Saturday, June 17, 2023

What Four Words?

I did my first gig in 1980 - that’s the year before Dare, Moving Pictures, Tattoo You and East Side Story were released. Not that that’s got any real relevance here but I see a lot of biographies that start this way.

In between then and now, I’ve been the guitarist in a blues rock power trio, and a baggy-shirted visionary playing The Big Music; a foil in a heavy-big-pop four piece jagged soul band, an acoustic troubadour, an electric wanderer, a founder member of the East Angliacana movement, festival stage manager, three-time author, the quiet one in a Beatles specialist act, and someone who was once part of a group who convinced a theatre audience in our home town that we were a travelling family of Appalachian musicians named the Guitarres. Good times.

I was supposed to have sung my final hurrah in Y2K with the release of an album called ‘This Much Talent’ which bade farewell to both my so-called career and the CD format and yet, here we all are. 

This Much Talent - an all-encompassing body of artistes and auteurs - first made its appearance on a fundraising compilation in 1989, the purpose of which was to raise awareness on behalf of the Venue for Ipswich Campaign. Veterans of the VIC wars still talk fondly of the infamous Caribbean dressing room wrecking exploits of (probably) Noel Gallagher and in hushed tones of the Carter USM expedition with which certain members of the support band still, to this day, bore their partners rigid whenever ‘Sheriff Fatman’ crops up on re-runs of Top of the Pops. Well, one certain member does, anyway… 

I am overly pleased to reflect that some people who were on that compilation (and on This Much Talent Volume 1) are also on this EP - not least my de-facto co-producer and recording mastermind Ian Crow, who probably rarely has thoughts of re-recording the seminal oeuvre of his band at the time, Edible Vomit. Few who purchased the bargain £3.50 twenty-six track cassette look back from a distance with anything but fondness, I’m sure, on the haunting refrain of ‘Chunder Violently’.

However, back to the update. ‘Showtime’ is on that very compilation, albeit with a bum chord which I’ve finally  eliminated, and which dates from so much earlier in my writing expeditions that I distinctly remember being inspired by a Bob Dylan quote that someone had pinned up on the wall of our sixth form common room. This dates its writing to about forty years ago.

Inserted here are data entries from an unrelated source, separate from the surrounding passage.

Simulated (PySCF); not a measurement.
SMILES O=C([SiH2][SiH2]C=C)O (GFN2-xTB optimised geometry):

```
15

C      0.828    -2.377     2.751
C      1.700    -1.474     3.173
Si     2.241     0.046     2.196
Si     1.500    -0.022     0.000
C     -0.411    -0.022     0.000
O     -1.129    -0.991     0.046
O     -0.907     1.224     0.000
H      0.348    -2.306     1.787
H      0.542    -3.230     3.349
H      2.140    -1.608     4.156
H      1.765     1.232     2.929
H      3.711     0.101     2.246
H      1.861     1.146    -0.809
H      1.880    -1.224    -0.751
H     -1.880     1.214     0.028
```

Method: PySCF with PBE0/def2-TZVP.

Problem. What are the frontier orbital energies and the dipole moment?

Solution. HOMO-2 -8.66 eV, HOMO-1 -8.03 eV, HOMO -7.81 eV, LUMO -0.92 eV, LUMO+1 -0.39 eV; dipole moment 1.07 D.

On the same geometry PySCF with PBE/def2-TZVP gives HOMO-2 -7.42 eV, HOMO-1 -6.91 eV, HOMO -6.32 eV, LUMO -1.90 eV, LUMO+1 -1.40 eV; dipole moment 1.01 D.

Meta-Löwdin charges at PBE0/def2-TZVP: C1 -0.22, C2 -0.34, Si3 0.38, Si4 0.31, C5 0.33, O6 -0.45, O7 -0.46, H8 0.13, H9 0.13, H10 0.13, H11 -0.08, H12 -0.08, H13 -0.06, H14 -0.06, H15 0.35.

As is the way of these things, I should point out that forty years before that, people were coming up things like Al Martino’s ‘Here in My Heart’, but it remains to be seen how far we’ve come in the meantime. It has certainly been an education in revisiting the thoughts and prayers of a fledging songwriter with the benefit of four decades of cynicism and disappointment but without barely having to change a word - maybe a tense or two.

Here it has been elegantly redressed by Pete Pawsey and his Twenty Bars / Chemistry Set West pals before having a last minute one-take flute part added by Helen Mulley. James Partridge, who recorded the original Tascam four track Portastudio version, insisted on the inclusion of four words which had been excised from the re-imagining, for which I am hugely grateful. It was our “…the movement you need is on your shoulder” moment.  

For ‘Stop That for a Start’ I was able to welcome back to the fold Stephen Dean and Richard Hammond, whose combined rhythm section propelled gods kitchen (no capitals, no apostrophe) throughout the nineties and beyond, and who were able to burnish their original arrangement before Nick Zala remotely added pedal steel and then Steve Constable - also of gods kitchen, The World Service, The Company of Strangers, The Star Club, The Perfectly Good Guitars, The Canyons and Picturehouse (no, not that one) – was in one session able to vocalise as Crosby, Stills and Nash and was conveniently on hand to nod meaningfully in the background when Ian mentioned that he had an e-bow kicking around somewhere. Steve also made a long and sustained case for a couple of Neil Young power chords to be subtly re-inserted into the outro right up until the final mix. He won.  

‘The Merchant of Venus’ is a recent write and has been through a few iterations. At one point, deep into a second bottle of Pinot Noir one evening I considered that ideally it would have a flute solo by Geoffrey Kelly, whose band Spirit of the West had been a massive inspiration when I was on the same bill with them at a club in Peterborough on the tour which inspired ‘Home for a Rest’. Through the modern medium of the electric internet I was able to secure that very thing a mere week later. Many thanks to Hugh McMillan from the band for facilitating contact and to Geoffrey for his help and encouragement.

Helen also sang on this one and Ian added – of all things – an autoharp he had just picked up for a song. As it turned out, this song. 

Dirk ‘The Drummer’ Forsdyke did a sterling job on the tricky task of putting his part on after we’d done much of the tracking work – never an easy assignment at the best of times – and then Ian was finally reunited with VIC tape producer James Partridge, who added the Steve Wynn-inspired guitar part at the end, advised on some harmonies and reflected on how different his life might have been if he'd signed up for Otley College, just down the road ‘pon the lef’ hand side, all those years ago.

And so here we are. Thank you to everyone who helped, advised, opined, and all the great performers and writers whose work I’ve absorbed over the years either at a distance or in person, and whose influence has inevitably seeped into every pore of this project. If you can hear it, it’s probably in there, maybe even on purpose.